Rudy Giuliani suggested on Sunday the public may never see the rebuttal report he and the rest of President Trump’s legal team wrote countering special counsel Robert Mueller’s most damning findings from the federal Russia investigation.
“Number one, we haven’t done so because we planned to do it if we needed to. So far we don’t think we need to. That may become necessary, whether they go ahead with the hearings or not, whether other issues are raised by different people,” Giuliani, Trump’s lead personal attorney, said during an interview on “Fox News Sunday.”
The former New York City mayor indicated he was finalizing the document last week, which reportedly focuses on Mueller’s findings on obstruction of justice.
“There’s probably a point at which we will use it. Right now we think the public debate is playing out about as well as it can. Why confuse it — it raises a lot of issues that maybe we didn’t have to respond to,” Giuliani said.

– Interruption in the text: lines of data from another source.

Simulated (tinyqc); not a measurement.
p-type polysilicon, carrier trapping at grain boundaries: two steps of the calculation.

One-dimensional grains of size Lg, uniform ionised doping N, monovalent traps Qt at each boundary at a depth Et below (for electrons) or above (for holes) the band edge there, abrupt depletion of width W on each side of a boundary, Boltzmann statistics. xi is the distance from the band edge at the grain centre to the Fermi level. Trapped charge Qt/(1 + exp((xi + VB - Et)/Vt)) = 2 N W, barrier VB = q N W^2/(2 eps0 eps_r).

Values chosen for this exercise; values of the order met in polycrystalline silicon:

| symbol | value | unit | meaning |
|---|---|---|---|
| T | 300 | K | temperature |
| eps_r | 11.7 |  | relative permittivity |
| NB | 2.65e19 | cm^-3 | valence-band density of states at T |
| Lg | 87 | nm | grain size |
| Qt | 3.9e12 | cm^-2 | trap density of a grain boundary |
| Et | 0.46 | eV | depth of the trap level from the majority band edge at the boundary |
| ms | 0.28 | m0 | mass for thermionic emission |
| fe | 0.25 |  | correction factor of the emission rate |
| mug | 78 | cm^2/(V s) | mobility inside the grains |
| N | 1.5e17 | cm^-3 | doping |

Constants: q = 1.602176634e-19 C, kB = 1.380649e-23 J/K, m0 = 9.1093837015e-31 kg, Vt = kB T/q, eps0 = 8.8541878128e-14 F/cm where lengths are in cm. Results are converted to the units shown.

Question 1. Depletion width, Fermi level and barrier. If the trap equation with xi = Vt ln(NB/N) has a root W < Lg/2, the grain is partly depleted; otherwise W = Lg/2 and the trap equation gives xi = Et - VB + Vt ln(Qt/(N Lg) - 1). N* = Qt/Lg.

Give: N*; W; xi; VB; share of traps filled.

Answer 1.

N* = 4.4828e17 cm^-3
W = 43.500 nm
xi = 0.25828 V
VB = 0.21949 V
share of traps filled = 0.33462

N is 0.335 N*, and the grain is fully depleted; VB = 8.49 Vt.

In a fiery exchange with host Chris Wallace, Giuliani said concerns related to how Mueller did not “exonerate” Trump of obstruction of justice for his cataloged efforts to thwart the special counsel’s inquiry were a misnomer.
“You can’t exonerate. Exoneration means proving a negative,” he said.
Giuliani also qualified comments he made earlier in the interview about some of former White House counsel Don McGahn’s testimony with respect to Trump asking him to fire the special counsel. He originally referred to McGahn’s recollections as “two or three pages of lies and distortion.”